Least Resistance Training Concepts
Wild Horse Mentors

Why there is a Wild Horse
Adoption Crisis in Nevada

and What You can Do to Help!

Drought and wildfires have denuded
normal grazing vegetation


It's the worst drought since the great depression. In some locations the lack of rainfall is the worst ever recorded. No rainfall means a pitiful grass crop and the failure of springs and small streams.

It is not just the horses that are impacted. All the wildlife is suffering. Ranchers are similarly impacted, having to remove livestock from a number of areas or supplement them with hay.

Wild horses are survivors. In hard times they can outcompete many native species and range managers have to maintain as best they can a healthy balance of range ecology.

100 years ago the horses would have migrated to the lower elevations but most of those regions are now filled with people, houses, cars and highways. Still horses are roaming down into populated areas in their desperate search for enough food and water... with devastating results. Highway accidents involving wild horses are becoming common occurrences.

People who don't appreciate wild horses wandering into their areas are shooting them. On the first weekend of November a black stallion was shot in Minden and his ears cut off.

State approved emergency feeding and watering programs have allowed a number of horses to remain in the upper elevations however these activities can only address a portion of the problem.

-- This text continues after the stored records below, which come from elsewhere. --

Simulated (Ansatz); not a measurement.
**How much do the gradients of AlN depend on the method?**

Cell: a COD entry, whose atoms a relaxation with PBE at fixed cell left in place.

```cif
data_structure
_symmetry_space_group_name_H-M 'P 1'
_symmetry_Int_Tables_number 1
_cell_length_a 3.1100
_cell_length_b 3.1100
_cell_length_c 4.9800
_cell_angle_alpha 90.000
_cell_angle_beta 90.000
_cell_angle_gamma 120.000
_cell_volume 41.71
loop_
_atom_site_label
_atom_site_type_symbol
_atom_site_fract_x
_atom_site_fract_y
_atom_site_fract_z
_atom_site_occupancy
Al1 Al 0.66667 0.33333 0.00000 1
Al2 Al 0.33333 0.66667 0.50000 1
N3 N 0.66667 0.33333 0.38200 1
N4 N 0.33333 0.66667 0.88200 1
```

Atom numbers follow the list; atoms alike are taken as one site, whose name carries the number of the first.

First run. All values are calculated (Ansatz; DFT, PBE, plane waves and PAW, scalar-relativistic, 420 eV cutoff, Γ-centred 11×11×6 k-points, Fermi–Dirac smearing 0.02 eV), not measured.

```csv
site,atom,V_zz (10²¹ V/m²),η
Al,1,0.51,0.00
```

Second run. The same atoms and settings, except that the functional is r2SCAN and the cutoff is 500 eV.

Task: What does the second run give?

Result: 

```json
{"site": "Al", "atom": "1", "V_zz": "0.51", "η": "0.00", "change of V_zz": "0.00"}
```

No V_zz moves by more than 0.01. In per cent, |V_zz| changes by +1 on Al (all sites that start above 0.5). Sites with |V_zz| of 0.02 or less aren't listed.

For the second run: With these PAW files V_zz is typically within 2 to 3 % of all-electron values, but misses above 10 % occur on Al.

A family band waiting for an emergency feed drop
Supplemental alfalfa-grass mix
A thirsty band getting a drink

Mitigation Efforts

This problem must be dealt with and it is a long term problem. If normal weather resumes it will still take years for some of the rangelands to recover. While emergency trapping of "problem horses" will undoubtedly continue, the hard fact is that additional horses will have to come off the range.

The immediate issue involves those horses that have wandered down into urbanized areas. In their search for food and water many have become desensitized to humans. They no longer exhibit true wild horse behavior and they become regular nuisances and traffic hazards. Most of the horses currently being trapped fit into this category.

A more delicate issue is that the ongoing drought has forced everyone to reconsider how many horses the range can sustain and still return to healthy conditions. Healthy ranges equal healthy horses as well as healthy wildlife of all types. While there will likely be great debate over the appropriate number of horses that should roam the Virginia Range, there is little doubt that the herd will have to be reduced to some extent.

So the horses keep on coming into the state holding facility where they desperately need competent adopters.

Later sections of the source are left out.